(This article is written by Gator Correspondent Evelyn Garcia)
In the paper, “The Tragedy of Railroad Laura: Mental Health and Old Age at the Turn of the Century,” author Alondra “July” Morillon explores the history of the woman known as “Railroad Laura” and her experience as an elderly person struggling with mental illness in early 20th century. A sophomore at UHD, Morillon was invited to present her research on this topic at the annual East Texas Historical Association Fall Conference in Galveston, Texas. She was part of a UHD’s University Honors Program panel “Dementia, Drag, and Death: Twentieth Century Texas Social History – A Project of the University of Houston-Downtown Honors Program.”
The conference proved to be more than just a learning opportunity. Morillon was awarded the Archie McDonald Scholarship in recognition of her presentation. Other Honors Program students who presented at this conference included Juan Leija and Aimee Garcia-Soto.
UHD News caught up with Morillon to talk about her experience writing the paper, future aspirations, and what she loves most about pursuing her degree at UHD.
What was the most challenging part about writing this paper?
The most difficult part was definitely the research because a lot of the information came from newspapers in the 1900s and late 1800s. Reading them and finding them was pretty hard. I didn’t know where to start. Should I start with the elderly? Should I start with what was classified as “mentally ill” back then, or should I start with mental illness today and how it’s recognized? I was pretty frazzled when I started.
Why were you looking forward to presenting this paper as part of a panel with UHD’s Honors Program?
I was looking forward to getting my name out there. That got me really excited. I was like “I have to do this!” I really want to leave my mark on the University and leave my mark in history in general, so I thought it would be pretty exciting.
Are you looking forward to presenting at a conference again in the future?
Definitely. I will probably present at the Gender Conference. I presented a revised fairy tale during my freshman year. I would definitely present at another ETHA Conference or any panel having to do with gender studies or history. I think mental illness is very interesting, mostly because I can relate to it. If I can relate to the subject, then I find myself wanting to write about it.
What led you to choose your major and minor at UHD?
I really value education, especially in history. I think it’s important for kids to grow up learning the right history, so they don’t repeat the same mistakes. I want to be a college professor or high school teacher focused on American history. I recently became a Supplemental Instruction Leader for an American history class, but I’m also interested in East Asian history and Russian history.
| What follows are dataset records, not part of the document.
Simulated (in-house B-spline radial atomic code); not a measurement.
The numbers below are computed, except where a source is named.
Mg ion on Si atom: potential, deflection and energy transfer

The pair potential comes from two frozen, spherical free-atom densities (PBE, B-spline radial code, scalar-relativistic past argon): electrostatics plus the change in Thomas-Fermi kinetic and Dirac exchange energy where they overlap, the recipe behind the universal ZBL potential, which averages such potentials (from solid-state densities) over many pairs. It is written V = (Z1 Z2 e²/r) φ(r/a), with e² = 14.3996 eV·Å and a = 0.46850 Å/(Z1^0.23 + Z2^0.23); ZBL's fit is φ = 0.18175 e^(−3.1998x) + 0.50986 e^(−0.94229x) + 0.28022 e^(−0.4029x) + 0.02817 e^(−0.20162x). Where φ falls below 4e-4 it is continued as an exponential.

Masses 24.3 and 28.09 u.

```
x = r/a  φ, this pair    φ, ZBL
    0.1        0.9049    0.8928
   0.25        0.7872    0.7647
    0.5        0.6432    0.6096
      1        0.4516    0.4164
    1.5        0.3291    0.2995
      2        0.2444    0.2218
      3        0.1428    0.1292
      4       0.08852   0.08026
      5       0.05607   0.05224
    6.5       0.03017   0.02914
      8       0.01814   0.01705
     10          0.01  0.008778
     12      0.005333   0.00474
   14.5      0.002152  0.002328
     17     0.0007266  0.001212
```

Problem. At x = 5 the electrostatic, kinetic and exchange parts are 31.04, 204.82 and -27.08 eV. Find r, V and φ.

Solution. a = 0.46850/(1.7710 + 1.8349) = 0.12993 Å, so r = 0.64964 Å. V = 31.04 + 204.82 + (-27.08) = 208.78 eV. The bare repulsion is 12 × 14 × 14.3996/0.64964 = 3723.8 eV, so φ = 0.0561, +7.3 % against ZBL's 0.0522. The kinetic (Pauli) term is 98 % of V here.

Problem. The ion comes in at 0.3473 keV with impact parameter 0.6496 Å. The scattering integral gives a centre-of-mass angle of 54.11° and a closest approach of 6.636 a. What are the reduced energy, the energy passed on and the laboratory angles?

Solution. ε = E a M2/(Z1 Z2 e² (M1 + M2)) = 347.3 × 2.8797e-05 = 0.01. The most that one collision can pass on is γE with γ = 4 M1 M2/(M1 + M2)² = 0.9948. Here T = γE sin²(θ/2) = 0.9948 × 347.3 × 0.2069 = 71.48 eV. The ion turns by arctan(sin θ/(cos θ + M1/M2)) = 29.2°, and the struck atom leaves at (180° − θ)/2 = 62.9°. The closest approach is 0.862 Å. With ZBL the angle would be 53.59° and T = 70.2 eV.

I wasn’t even thinking about gender studies until I took the fairy tale seminar class during my freshman year with Dr. Tammis Thomas. Honestly, that class changed my life. It was very engaging. I found myself agreeing with a lot of the topics she talked about—how society views women and men and the issues with masculinity and femininity. There was never a dull moment, so I found myself falling for that subject.
How has UHD helped you succeed?
I think UHD has definitely given me a lot of opportunities. I’m particularly grateful to Dr. Mari Nicholson-Preuss, the director of the Honors Program. If she sees that students are passionate about a subject she’ll push them to explore their interests. The people here … there’s never really anyone negative; they’re just here to help you. I know UHD is going to help me in the long run. It really gives students opportunities to go out there and do what they want to do.